Louisiana 2011 Legislative Analysis – House District 103

Open Seat (Incumbent is Reed Henderson (D))

District Map

House District 103


Vote History

2008 President

  Current District New District
John McCain (R) 5290 (61%) 10955 (66%)
Barack Obama (D) 3124 (36%) 5155 (31%)
Others 246 (3%) 468 (3%)


2008 Senate

  Current District New District
Mary Landrieu (D) 5232 (63%) 9653 (60%)
John Kennedy (R) 2795 (34%) 5929 (37%)
Others 217 (3%) 432 (3%)


2010 Senate

  Current District New District
David Vitter (R) 2529 (49%) 5390 (53%)
Charlie Melancon (D) 2336 (45%) 4077 (40%)
Others 324 (6%) 782 (8%)


2010 Lt Governor

  Current District New District
Jay Dardenne (R) 2390 (47%) 5371 (53%)
Caroline Fayard (D) 2689 (53%) 4687 (47%)

Current District

House District 103 is located in the eastern extremities of the New Orleans metropolitan area and contains parts of Orleans and St. Bernard Parishes. In St. Bernard, it includes Arabi and parts of Chalmette along Paris Road. It also includes the easternmost extremities of the parish. The New Orleans portion of the district is similarly the eastern portions of Orleans Parish: it includes the area east of Paris Road/I-510 where human settlement abruptly ends and the swampy terrain begins.

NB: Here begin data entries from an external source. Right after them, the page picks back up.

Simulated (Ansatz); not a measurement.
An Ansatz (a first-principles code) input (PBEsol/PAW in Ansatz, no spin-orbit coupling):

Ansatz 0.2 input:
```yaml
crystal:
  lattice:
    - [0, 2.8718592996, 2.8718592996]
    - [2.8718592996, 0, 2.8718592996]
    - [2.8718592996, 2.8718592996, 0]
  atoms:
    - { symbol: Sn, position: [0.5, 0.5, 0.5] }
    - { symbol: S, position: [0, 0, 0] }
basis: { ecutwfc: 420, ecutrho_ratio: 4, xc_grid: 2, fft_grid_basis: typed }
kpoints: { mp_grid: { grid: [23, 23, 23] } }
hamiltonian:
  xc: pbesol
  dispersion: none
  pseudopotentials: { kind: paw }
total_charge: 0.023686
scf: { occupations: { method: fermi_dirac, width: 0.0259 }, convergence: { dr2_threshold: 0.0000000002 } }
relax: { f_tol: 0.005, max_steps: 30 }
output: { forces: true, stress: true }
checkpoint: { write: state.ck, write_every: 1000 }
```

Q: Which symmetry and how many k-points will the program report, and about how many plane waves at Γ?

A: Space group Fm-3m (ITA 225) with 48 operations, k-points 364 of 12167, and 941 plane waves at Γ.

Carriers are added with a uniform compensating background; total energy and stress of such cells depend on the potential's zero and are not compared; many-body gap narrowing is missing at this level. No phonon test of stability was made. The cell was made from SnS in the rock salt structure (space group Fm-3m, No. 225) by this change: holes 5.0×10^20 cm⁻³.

This is a district that has seen some demographic changes: a district that was once 18% black by voter registration is now 23% black, thanks to the doubling of the black voter population in the St. Bernard precincts over the past decade. You also have a substantial Vietnamese community in the Village D’el Est neighborhood near Paris Road/I-510 and Chef Menteur Highway – the Orleans Parish portion of the district has an interesting demographic mixture of 40% black and 40% Asian.

Politically, this is a district that leans Republican, although with the increasing black population, Republicans have had “hit or miss” performances here: while John McCain comfortably carried the district, David Vitter only received a plurality here, and this was one of a few white majority districts that Jay Dardenne did not carry in his race for Lt. Governor.

Politically, this district has had a curious history, as Republicans have occasionally been competitive here. In the otherwise Democratic year of 1983 (that was when Edwin Edwards defeated Republican Dave Treen in a landslide), you actually had a Republican challenger defeating a Democratic incumbent. The Republican, “Bud Rip” Ripoll only lasted a term, and was soundly defeated by Democrat Ken Odinet in 1987. Odinet served for 20 years until term limits forced him to retire – he unsuccessfully sought a vacant state Senate seat. Even though he lost that race, his constituents gave him 67% of the vote against Republican A.G.Crowe.

There was a competitive race to succeed Rep. Odinet, as six candidates sought the seat. The three Republicans running actually received 55% of the vote between them (65% in St. Bernard and 18% in Orleans). However, Democrat Reed Henderson rallied in the runoff to win with 52% (51% in St. Bernard and 56% in Orleans). Rep. Henderson could have been elected two more terms, but he chose not to seek re-election.

New District

Hurricane Katrina inflicted massive destruction on the entire district. Not only did the eye of the hurricane pass through the district, but you had extensive flooding throughout the district that caused massive depopulation in the district (especially in St. Bernard Parish). In fact, the district was 55% under populated (only two districts – one of them also in St. Bernard Parish – had less people). Fortunately, while redistricting could have been a messy affair, the solution was actually quite simple: the combined population of Districts 103 and 104 (represented by term limited Republican Nita Hutter) equaled the population of a House district, so all of District 104 was absorbed by District 103. There were also two additional adjustments which were made: (1) three precincts in New Orleans between Paris Road/I-510 and Michoud Boulevard were absorbed by District 100 (represented by Austin Badon): these precincts were 59% black and voted 71-24% for Charlie Melancon, (2) the east bank of Plaquemines Parish was added to the district: these precincts are 60% black and voted 57-28% for Charlie Melancon.

These changes reduced the black voter population from 22 to 18%, and created a marginally more Republican constituency. This open seat race will truly be interesting to watch, because Democrats have demonstrated more durability here than they have had in similar districts elsewhere in the New Orleans metropolitan area.